North Mymms Park
A short history
Further wall paintings were discovered in a first floor bedroom in the West Wing when fabric that had been attached to wooden struts above panelling was removed. The painting gives the impression of a carved marble frieze, an effect that has been achieved by the painting-in of shadows as if natural light from the windows fell on a moulded form.
The painting would originally have formed a frieze around the entire room but now only remains on the south and west walls. The frieze is punctuated by large strapwork cartouches enclosing coat of arms.
The style of the painting indicates a 17th Century date, although the coat of arms were probably painted-in during the 19th Century.

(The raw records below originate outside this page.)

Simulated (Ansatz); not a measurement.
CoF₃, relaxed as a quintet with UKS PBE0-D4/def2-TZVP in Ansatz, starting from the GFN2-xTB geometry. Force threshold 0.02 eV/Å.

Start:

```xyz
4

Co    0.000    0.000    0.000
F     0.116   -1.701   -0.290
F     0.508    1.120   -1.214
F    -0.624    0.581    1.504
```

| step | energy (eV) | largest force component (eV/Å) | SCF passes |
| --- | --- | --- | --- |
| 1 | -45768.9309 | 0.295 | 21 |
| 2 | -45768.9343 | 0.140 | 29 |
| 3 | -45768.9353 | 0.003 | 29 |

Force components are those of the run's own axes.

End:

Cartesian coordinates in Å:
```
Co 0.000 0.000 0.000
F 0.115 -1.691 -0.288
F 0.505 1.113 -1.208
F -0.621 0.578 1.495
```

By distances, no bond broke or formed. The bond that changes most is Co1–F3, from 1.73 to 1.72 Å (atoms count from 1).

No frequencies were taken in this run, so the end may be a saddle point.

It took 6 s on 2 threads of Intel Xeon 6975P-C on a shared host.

Beneath the panelling in the Marble Hall lies a frieze known as grotesque work. Grotesques were painted decorations and sculptures with animal forms fantastically interwoven with foliage and flowers. The decoration was popular throughout Europe during the 16th Century.
The grotesques in the Marble Hall were probably painted at the same time as the Worthies in the adjacent room are therefore dated at about 1595.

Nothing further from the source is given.